Review by © Jane Freebury
There were lovers and husbands, triumphs and catastrophes, illnesses and addictions, and highs and lows enough in the life of singer Edith Piaf to fill several lives by the time the French chanteuse died at the age of 47 in 1963. Her life was packed with improbabilities, a chaotic journey that destroyed her health yet even when she was ailing the show went on.
You would think Piaf’s tumultuous life would be daunting for any sensible filmmaker, and perhaps that’s why only a handful of biopics have been made. Getting Edith right is the other problem.
Piaf only stood a little over 1.4 metres in her stockinged feet, and there was an unusual pugnaciousness about her, arms akimbo, defiant and ready to take on the world. But camera positioning, prosthetics and wavy-haired wigs do wonders with Marion Cotillard in the role of Piaf, while dubbing gets around the problem of the voice.
Ultimately however it’s performance that counts and Cottilard, last seen in A Good Year with Russell Crowe, has thrown herself into this role with an abandon that would have made Piaf proud. Her performance is definitely the best thing about the movie.
With a flurry of flashbacks and flash-forwards, the film covers Piaf’s early years when she was passed around between her cabaret singer mother, her acrobat father, and the grandmother who ran a brothel. From when she is discovered busking by an impresario who runs a cabaret – an obligatory appearance by Gerard Depardieu, who had to be in there somewhere – her star begins to rise.
But too little about her celebrity years is acknowledged, when she became the darling of the French and eventually a star in America too. Nor is there any mention of her continuing to perform during the Nazi occupation, though she apparently helped the Resistance. A lot of interesting stuff goes unmentioned.
Despite the rich source material at hand, director and co-writer Olivier Dahan has elided much that was fascinating and complex about his subject. Her affairs and patronage of singers like Yves Montand, the influence she had on Charles Aznavour and others, and that she wrote many of her own songs.
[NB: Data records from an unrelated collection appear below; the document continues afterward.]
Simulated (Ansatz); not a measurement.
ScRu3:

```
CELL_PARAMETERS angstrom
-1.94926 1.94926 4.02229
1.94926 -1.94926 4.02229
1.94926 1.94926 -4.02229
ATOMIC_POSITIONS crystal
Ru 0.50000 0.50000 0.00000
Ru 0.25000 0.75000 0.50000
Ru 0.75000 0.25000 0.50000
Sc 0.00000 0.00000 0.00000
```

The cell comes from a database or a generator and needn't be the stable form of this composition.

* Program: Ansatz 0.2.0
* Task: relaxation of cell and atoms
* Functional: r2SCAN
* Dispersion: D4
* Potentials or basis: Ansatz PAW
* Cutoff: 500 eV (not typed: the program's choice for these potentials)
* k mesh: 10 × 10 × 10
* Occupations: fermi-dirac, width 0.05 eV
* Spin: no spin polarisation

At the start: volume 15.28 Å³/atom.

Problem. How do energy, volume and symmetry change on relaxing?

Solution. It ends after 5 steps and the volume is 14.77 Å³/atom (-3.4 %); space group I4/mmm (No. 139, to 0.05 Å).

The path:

It is regrettable the director chose to make his film in the random and distracting way he did. Watching Piaf aged and frail one minute and a grieving mother the next could have been okay but the structure of the film overall lacks internal logic.
Piaf’s life was like that anyway – grasping the moment, terrified of the abyss below – but it’s the figure of Piaf that stands tall here among the muddle.